Close Hauled

Divided back, artist-signed postcard. Postmarked August 8, 1910 from San Francisco, California. Artist: D. P. Crane. Publisher:  H. G. Zimmerman & Co., Chicago, IL.

Price:  $8.00

Addressed to:   “Mrs. A. Schweitzer, Napa, Calif. Box 253”

The sender wrote:   S. F.  8/8/1910   Dear Lena:- Again home with the folks again. [?] comes the 1st of Sept then we will come up for the day. All O.K. here. Love to all at home. [Dodie?]  1228 Octavia St.”

We didn’t find a match in online records for the sender of the card at the given address:  She is findable, most likely, but would require some heavy searching. So, moving on to the recipient: The 1910 Federal Census for San Francisco shows Lena Schweitzer, age 38 with husband Alvin, age 35, and their nine year old son, Seymour L. Both Albert and Lena were born in Germany, and Seymour was born in New York.

“Close-hauled” is a sailing term – one of many “point of sail” references. A quick definition from the Merriam-Webster dictionary is:  “having the sails set for sailing as nearly against the wind as the vessel will go.”  But see the Wiki link below for a more detailed explanation.

Sources:  Year: 1910; Census Place: Napa Ward 2, Napa, California; Roll: T624_90; Page: 6A; Enumeration District: 0080; FHL microfilm: 1374103. (Ancestry.com).

Close-hauled. https://www.merriam-webster.com/dictionary/close-hauled (accessed June 9, 2020).

Point of Sail. n.d. https://en.wikipedia.org/wiki/Point_of_sail (accessed June 9, 2020).

I’m In With All The Swells!

Divided back postcard. Postmarked December 18, 1913 from Wichita, Kansas. Publisher:  Williamson-Haffner Co., Denver, Colorado. Artist name unknown.

Price:  $12.00

Addressed to:   “Mrs. Ida McFrederick, Harper, Kans, Route 3.”

The sender wrote:  “Dec 18 – 1913. send my mail up here. Hello Ma, Guess I won’t be home Sat. so don’t look for me until you see me. am working now. by by   Florence.”

Per Walter E. Corson’s, Publishers’ Trademarks Identified, the publishing house is the Williamson-Haffner Company, of Denver. So, the initials appearing at the bottom left corner of the illustration must be those of the artist. (Name unknown at this point, but maybe we’ll find out later.)

Thanks, Florence (for passing along) the wonderful phrase on the card, “Don’t look for me until you see me.”  Might remind you of the conundrum we find ourselves in when we contemplate time travel…..and some of the great comedic vignettes we’re familiar with:  Two that come to mind are Joe talking to Frito at the Costco Shuttle in Idiocracy, and one of Big Bang’s segments, something along the lines of, “Okay, we agree that if one of us invents a time machine, we’ll meet right here at exactly (whatever o’clock.)” They look around the room, and then….damn, disappointment. (Not sure – President Not Sure? 😉 ) what episode this was from and this is only from memory, but you probably know the one I mean.)

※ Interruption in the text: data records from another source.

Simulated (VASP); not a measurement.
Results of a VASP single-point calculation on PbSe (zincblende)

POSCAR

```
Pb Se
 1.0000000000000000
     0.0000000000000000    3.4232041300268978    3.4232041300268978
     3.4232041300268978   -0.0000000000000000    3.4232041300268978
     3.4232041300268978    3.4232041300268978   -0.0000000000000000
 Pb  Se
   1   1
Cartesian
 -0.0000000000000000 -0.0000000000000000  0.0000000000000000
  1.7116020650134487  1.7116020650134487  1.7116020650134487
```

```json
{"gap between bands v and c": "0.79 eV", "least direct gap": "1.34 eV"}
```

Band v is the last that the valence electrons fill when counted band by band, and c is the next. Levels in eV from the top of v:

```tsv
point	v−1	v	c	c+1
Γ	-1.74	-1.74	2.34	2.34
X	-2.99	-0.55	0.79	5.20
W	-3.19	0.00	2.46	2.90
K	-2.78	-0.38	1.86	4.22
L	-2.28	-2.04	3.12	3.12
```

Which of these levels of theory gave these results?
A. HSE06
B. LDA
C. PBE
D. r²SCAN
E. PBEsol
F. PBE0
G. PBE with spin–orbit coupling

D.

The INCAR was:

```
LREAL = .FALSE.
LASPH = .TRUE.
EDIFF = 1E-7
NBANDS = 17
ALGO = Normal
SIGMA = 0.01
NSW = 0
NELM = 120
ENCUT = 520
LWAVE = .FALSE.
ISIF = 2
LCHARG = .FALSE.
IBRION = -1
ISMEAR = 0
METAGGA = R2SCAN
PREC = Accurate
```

From the 1905 Kansas State Census, the family is parents, William and Ida McFrederick, and their children, Carl, William, Roy, Earl, Florence and Fern. With the family is a young McDowell (possibly) couple (who may or may not be related) by marriage to the McFredericks. Florence would have been about eighteen when she sent this postcard to her mom.

Sources:  Corson, Walter E. Publishers’ Trademarks Identified. Ed. James Lewis Lowe. Norwood, PA:  1993. (print).

Kansas State Historical Society; Topeka, Kansas; 1905 Kansas Territory Census; Roll: ks1905_62; Line: 13. (Ancestry.com).

E. K. Reynolds, Norwich CT Trade Card

Trade card, lithograph by Bufford, Boston, Mass. Circa 1878 – 1890.

Price:  $15.00

“After the race – off City Point, Boston Harbor.”

“E. K. Reynolds, French China, Grockery, Glass Ware & House Furnishing Goods.  Norwich, Conn.”

Yep, that’s a typo there – of course, they meant Crockery. And in checking the internet, this card is the only one that we see right now for E. K. Reynolds. It’s in good condition, other than the white mark, top left-hand side of the card, which is paper that had gotten stuck to it, at some point. The lithograph company name is printed in the waves there on the bottom right.

Edward Kennard Reynolds was born December 3, 1834 in Cecil County, Maryland. He married Fannie Foster and they had two daughters, Bennibel and Nellie. Edward died September 5, 1884, and from city directories, Nellie carried on the family business for a while. The last mention found (in a quick directory search) is for Mrs. E. K. Reynolds, in 1890, business address 159 Main and 17 Shetucket. The earliest directory found was for 1878.

Sources:  Price, Lee & Co. Steadman’s Directory, Norwich, 1878. No. 18. P. 199. Ancestry.com. U.S. City Directories, 1822-1995.

Price, Lee & Co. Steadman’s Directory, Norwich, 1890. No. 30. P. 402. Ancestry.com. U.S. City Directories, 1822-1995.

Find a Grave, database and images (https://www.findagrave.com : accessed 05 June 2020), memorial page for Edward Kennard Reynolds (3 Dec 1834–5 Sep 1884), Find a Grave Memorial no. 92408525, citing Yantic Cemetery, Norwich, New London County, Connecticut, USA ; Maintained by Northern Neighbors (contributor 47033135) .

A Formal Occasion, Onboard Ship

Photo, white border. Circa 1910s – 1940s.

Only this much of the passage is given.